Tie Waist Rhapsody Dress

As written the Rhapsody Dress calls for thin elastic (1/2″ or 3/8″ works well) in a casing at the waist. Thin elastic can be really hard to find these days due to all the mask-making going on. So today I’m going to show you how to do a tie waist instead of using that precious elastic.

  1. Before we begin construction, find the center of the front skirt piece and mark small buttonhole placement markings on either side of the center front marking. 1/2″ should be a nice size (either horizontal or verticle is fine, just stay out of the 3/8″ seam allowance). Fuse fusible interfacing close to the raw edge on the wrong side, covering both markings.
  2. Follow the pattern has written through page 17, step 2 where you align the bodice to the skirt at the waistline, right sides together. Once those pieces are aligned, serge or straight stitch using a 3/8″ seam allowance.
  3. Turn the dress right side out. Now, tuck the bodice into the skirt so wrong of the bodice is facing the wrong side of the skirt. Press along the waistline to get a crisp seam. Straight stitch 1″ from that seam. This will create a ‘flap’ that will be our new casing.
  4. Work your buttonholes at the markings.
  5. Press the flap up. This now the casing.
  6. Pin the casing up, all the way around the dress.
  7. Straight stitch as close as possible to the top seam.
  8. Your casing is ready for the tie! To create the tie, cut a strip long enough to go around your waist plus about 15″-20″ by 1 1/2″ wide. Straight stitch around strip leaving one short end open. Turn strip right side out with a turning tool. I like using the EZ Point & Turner but I’ve heard good things about Dritz’s Quick Turn as well. OR, you could just use 1/2″ wide bias tape and avoid turning completely. EZ Point and Turner Tool - Notion
  9. Insert your tie into one buttonhole using a bodkin or safety pin. Run it through the casing and out the other buttonhole. Try the dress on and adjust the tie to evenly gather.

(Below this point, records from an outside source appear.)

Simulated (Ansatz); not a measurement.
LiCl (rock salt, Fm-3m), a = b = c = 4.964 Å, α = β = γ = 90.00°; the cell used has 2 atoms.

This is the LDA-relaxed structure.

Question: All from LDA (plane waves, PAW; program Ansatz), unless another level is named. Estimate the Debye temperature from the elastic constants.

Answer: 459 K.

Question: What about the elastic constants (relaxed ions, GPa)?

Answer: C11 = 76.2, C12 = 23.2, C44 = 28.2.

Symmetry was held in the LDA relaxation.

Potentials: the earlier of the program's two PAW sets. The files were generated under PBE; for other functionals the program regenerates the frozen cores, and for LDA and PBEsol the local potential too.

That’s it! You now have a Rhapsody Dress with a tie waist instead of elastic.


Pam has another hack for you– Create a Continuous Neckline

Hello! I’m Pam @rocketcitysewist and I’m excited to show another neckline version of the super versatile Rhapsody Blouse and Dress. It’s an easy little hack that gives a different look to the neckline and can offer a bit more modesty if you need it. Let’s get started!

Since we are only changing the neckline, there is only one slight change you will need to make when cutting out your pattern. In order to give a more substantial feel to the neckline band, cut your bias strips 2” wide. You will only need about a yard of the bias instead of the full two yards.

Instead of using a bias tape maker, I prefer to fold and press this small amount of bias myself. First, fold the strip in half lengthwise. Unfold it and then fold one long edge in to meet the first crease line. Give that a careful press without ironing out the first crease in the middle. Finally, fold it together and press it one more time. Notice that I didn’t fold in one long edge at all. That’s the side we will be stitching from first so there is no need to bother with a crease on that side.

Follow the directions for your chosen view of the Rhapsody all the way through until you get to the steps for the neckline. Sew a nice short stay stitch 1/4” at the bottom of the V, about an inch on either side of the point. Snip close to the stitching without snipping through it at the bottom of the V. Since our bias is a little wider, snipping here is going to make attaching the bias easier.

Stitch the bias to the V using a 3/8” seam allowance, matching the raw, unfolded edge of the bias to the edge of the V, right sides together. Stitch with the bias tape on the bottom so that you can see and avoid any wrinkles in the fabric. Go slowly around the bottom of the V, pulling the wrinkles of the top out of the way as you stitch. Refold the bias tape and give the V a good press. Finish the bottom of the V according to the pattern directions.

Now, align your bias tape to the neck edge. Start at the center back, leaving 2-3” of extra bias. Start pinning all the way around the neck. When you get to the front, lay your blouse flat, making sure the V is smooth and flat. Keep pinning, spanning across the top of the V, and continuing around to the center back. Starting about an inch from center, baste the bias tape using a 3/8” seam allowance. Don’t skip this step! You want to make sure the bias lies flat and smooth at the top of the V. (I learned this the hard way!)

Once you are happy with the neckline, match the ends of the bias at the back and stitch them together. Trim that seam to 1/4” and press open.

Stitch over the basting at 3/8” seam allowance. Skip stitching any of the bias over the span of the V. Flip the bias back over and give it all a good press. Make sure the folded edges of the bias tape match neatly at the span. Starting at the back, topstitch the bias tape all the way around, making sure to catch the edge of the bias on the backside.

Give it all a good press, add a label to your fabulous new blouse and TA DA! You’re all done! Thanks for following along! Make sure you grab your Rhapsody Blouse & Dress pattern while it’s still on sale!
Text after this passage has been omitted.